Are you just starting to learn how to code? How exciting! And intimidating! No matter how long we've been in this business, we're always learning something new. The Gnar team discussed what basic advice we'd offer a developer at the beginning of the journey. Here's what we came up with.
It will probably take you two weeks to somewhat understand what you're being taught today. Don't freak out if you don't get it right away.
Read code every day. Just put your eyeballs on it, even if you don't understand it.
Error messages are your friend. They aren't shaming you, they are helping you target something to fix. Get comfortable reading error messages and don't be discouraged when you get them; be excited that there's a (hopefully helpful) starting point for your debugging.

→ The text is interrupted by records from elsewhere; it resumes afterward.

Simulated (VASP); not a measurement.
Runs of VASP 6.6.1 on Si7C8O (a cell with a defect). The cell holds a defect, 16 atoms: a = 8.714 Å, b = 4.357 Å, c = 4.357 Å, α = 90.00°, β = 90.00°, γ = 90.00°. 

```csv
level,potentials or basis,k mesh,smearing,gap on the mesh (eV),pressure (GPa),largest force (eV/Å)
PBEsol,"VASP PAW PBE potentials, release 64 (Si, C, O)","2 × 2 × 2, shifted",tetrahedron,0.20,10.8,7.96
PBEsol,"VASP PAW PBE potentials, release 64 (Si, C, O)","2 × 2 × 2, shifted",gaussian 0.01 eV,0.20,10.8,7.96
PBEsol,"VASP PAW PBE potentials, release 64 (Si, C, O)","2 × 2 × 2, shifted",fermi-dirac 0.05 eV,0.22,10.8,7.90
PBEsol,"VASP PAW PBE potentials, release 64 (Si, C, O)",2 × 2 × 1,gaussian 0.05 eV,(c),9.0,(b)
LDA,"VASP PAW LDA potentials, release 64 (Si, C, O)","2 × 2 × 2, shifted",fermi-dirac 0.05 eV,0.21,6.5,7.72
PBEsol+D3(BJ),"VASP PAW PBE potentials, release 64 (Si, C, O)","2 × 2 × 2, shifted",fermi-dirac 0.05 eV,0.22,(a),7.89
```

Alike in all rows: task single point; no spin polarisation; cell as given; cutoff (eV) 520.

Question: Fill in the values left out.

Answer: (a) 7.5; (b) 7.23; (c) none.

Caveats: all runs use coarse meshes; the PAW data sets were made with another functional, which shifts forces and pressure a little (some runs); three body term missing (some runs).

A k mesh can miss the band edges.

Ask all of your questions, all of the time. If the answer doesn't make sense, it doesn't mean you were wrong for asking; it might mean that the question you had needs to be examined a little bit. Take the time to compare what you THINK you need to know, what the code is telling you, and what you're certain about. There may be information available to you that can lead you in a better direction. This is a skill that coders practice all the time, because we all feel lost on occasion. The trick is to find ways to feel confident that you do (or don't!) know something. That lets you learn it.
Use your tools. There are so many things that have been built to help you figure out what's going on in your code, and learning how to manipulate them will make it easier to learn new things and crack harder problems. Figure out how to use Inspector consoles, debugger statements, linters, editor features, terminal tricks, helper libraries, and (eventually) tests. Each language has a slightly different approach to these tools, but ultimately the goal's always the same: making the work you do easier and more enjoyable by creating ways around obstacles.
Try to build stuff on your own even if you think you're not very good yet. Exploring and practicing are the essence of being a dev. I've made so many different variations of to-do list apps just to keep me asking productive questions.
A large web framework essentially takes a string input and returns a different string output. Seeing a simplified example makes it easier to not be so overwhelmed by the entire framework.
When you get right down to it, code is simple. No magic, no elves, no wizards. Things are being compared, and the result of that comparison is either True or False. Learning to code is really about learning the basics of implementing these abstract flows in your mind, and then learning how to write and read them in code, in that order. This is why it is confusing - you have to conceptualize the solution in abstract logic, then work backwards to translate it into code. You may not be able to conceptualize how to build a pyramid, but at the end of the day it's a bunch of dried mud. I bet you can conceptualize dried mud.
YOU CAN UNDERSTAND THIS. Just give it time.